Re: CGI/1.0 --- what's wrong with the status quo?

Robert S. Thau (rst@ai.mit.edu)
Tue, 28 Dec 93 17:32:55 EST


> Well, you ask what is wrong with the status quo and then tell us about
> the modifications you have made to your server...

Perhaps I should have made it more clear that I was referring to the status
quo definition of the *protocol*. The changes I have made to the server
don't affect *that* in the least --- it is already possible to mix scripts
and ordinary files indiscriminately from the client's perspective with the
stock NCSA httpd using ScriptAlias, with none of my hacks at all.

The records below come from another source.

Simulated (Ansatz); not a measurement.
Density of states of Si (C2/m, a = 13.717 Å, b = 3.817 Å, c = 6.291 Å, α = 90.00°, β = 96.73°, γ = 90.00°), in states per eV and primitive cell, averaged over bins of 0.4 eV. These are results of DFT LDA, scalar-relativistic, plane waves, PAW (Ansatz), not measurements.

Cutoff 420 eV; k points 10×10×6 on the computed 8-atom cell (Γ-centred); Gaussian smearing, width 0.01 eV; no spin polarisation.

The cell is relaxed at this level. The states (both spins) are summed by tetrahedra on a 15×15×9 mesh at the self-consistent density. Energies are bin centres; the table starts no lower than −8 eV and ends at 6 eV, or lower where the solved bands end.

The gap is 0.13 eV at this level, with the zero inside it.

> ...in order to get around
> one of the problems which wouldn't exist if either of the suggestions
> made by Charles Henrich and myself were adopted.

Again, the changes I've made to the server have absolutely *nothing* to do
with the way scripts get their parameters (which is what your suggestion,
and Charles', would affect). They have to do with the way that the daemon
finds the scripts in the first place --- in particular, which directories
it will search.

Perhaps it was confusing to discuss these two separate issues in the same
note, but I was trying to use them to argue the same point, namely, that
from a user's perspective, it is better for the server software to become
*more* flexible rather than less. (N.B. I'm counting script authors as
users in this context --- the author of a script is using the server).

> You are absolutely
> right that there is no reason that the script and coversheet should
> have to be in different directories. There is also no reason that
> directories containing scripts have to be listed in configuration
> files and processed on server start up.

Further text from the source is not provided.